Cluster Data Backups
This section describes the automated Snapshot Backup service that is provided to all Instaclustr-managed Cassandra clusters. It also describes the optional Continuous Backup service that allows for more frequent backups to be taken.
Instaclustr provides two backup services: Snapshot Backup and Continuous Backup. Both backup services transfer backed up data to cloud provider storage (e.g. S3 storage bucket for an AWS cluster) for retention for a period of 7 days.
In addition, it also describes Instaclustr’s backup functionality on Cassandra Secondary Indexes.
Table of Contents
Snapshot Backup is the default backup service. Under Snapshot Backup, all cluster nodes will perform a snapshot backup once every 24 hours. This involves Instaclustr running a nodetool snapshot operation across all keyspaces on the node and then uploading the snapshot files to cloud storage. Node snapshot timing is staggered to reduce the impact of backup operations on the overall cluster performance.
The Instaclustr platform provides a feature to back your cluster manually from the console. Starting a backup will trigger a backup across all nodes in the cluster. All nodes will simultaneously flush their memtables to disk and may have a brief performance impact.
To perform a Manual Backup, click on Backup / Restore under the cluster’s menu on the sidebar.
Then click on the Start Backup button to trigger a backup across all nodes in the cluster. A list of all the backups that have been triggered will be displayed under the Events subsection on this page.
Backups of Cassandra Secondary Index
The Instaclustr backup services backs up any secondary indexes a cluster has to a cloud storage location (e.g. S3 storage bucket for an AWS cluster). The exact location and the file naming convention used for the backed up files depends on the type of secondary index and the version of Cassandra.
- Regular Secondary Index
- Cassandra 2.2 +
Secondary index will be stored as sstables under a separate directory inside their respective tables. The secondary index directory is named as ‘.nameOfTheIndex’. The naming convention of sstable files is, ‘md-#-big-*’, eg. md-1-big-Data.db
- Cassandra 2.1.x & Cassandra 2.0.x
Secondary index will be stored as sstables in the same directory of their respective tables. The naming conventions of sstable files are,
For Cassandra 2.0.x,
‘keyspace-table.nameOfTheIndex-jb-#-*’, eg. testkeyspace-testtable.testindex-jb-1-Data.db
For Cassandra 2.1.x,
‘keyspace-table.nameOfTheIndex-ka-#-*’, eg . testkeyspace-testtable.testindex-ka-1-Data.db
- Cassandra 2.2 +
- SASI Index (SSTable Attached Secondary Index)

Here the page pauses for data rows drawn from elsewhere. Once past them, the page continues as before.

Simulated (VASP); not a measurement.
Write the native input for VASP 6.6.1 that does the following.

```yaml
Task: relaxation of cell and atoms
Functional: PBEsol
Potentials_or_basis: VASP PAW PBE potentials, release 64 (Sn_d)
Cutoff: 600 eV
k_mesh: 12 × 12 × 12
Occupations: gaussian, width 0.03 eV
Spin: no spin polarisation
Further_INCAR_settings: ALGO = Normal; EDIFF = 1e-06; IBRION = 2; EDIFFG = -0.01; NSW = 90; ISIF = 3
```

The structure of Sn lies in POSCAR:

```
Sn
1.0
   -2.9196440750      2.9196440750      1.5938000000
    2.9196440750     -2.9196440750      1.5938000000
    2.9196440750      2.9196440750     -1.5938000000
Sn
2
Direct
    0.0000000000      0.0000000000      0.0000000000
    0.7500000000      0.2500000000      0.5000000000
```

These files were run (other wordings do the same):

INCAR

Another important difference with SASI Index is that if a cluster already has SASI index before the Instaclustr backup service is started, the backup service will not backup SASI index. In such a scenario, the Cassandra service needs to be restarted. If this situation occurs on a production cluster, you can contact our technical support team for assistance.
Naming convention: ‘md-1-big-SI_table_column_idx.db’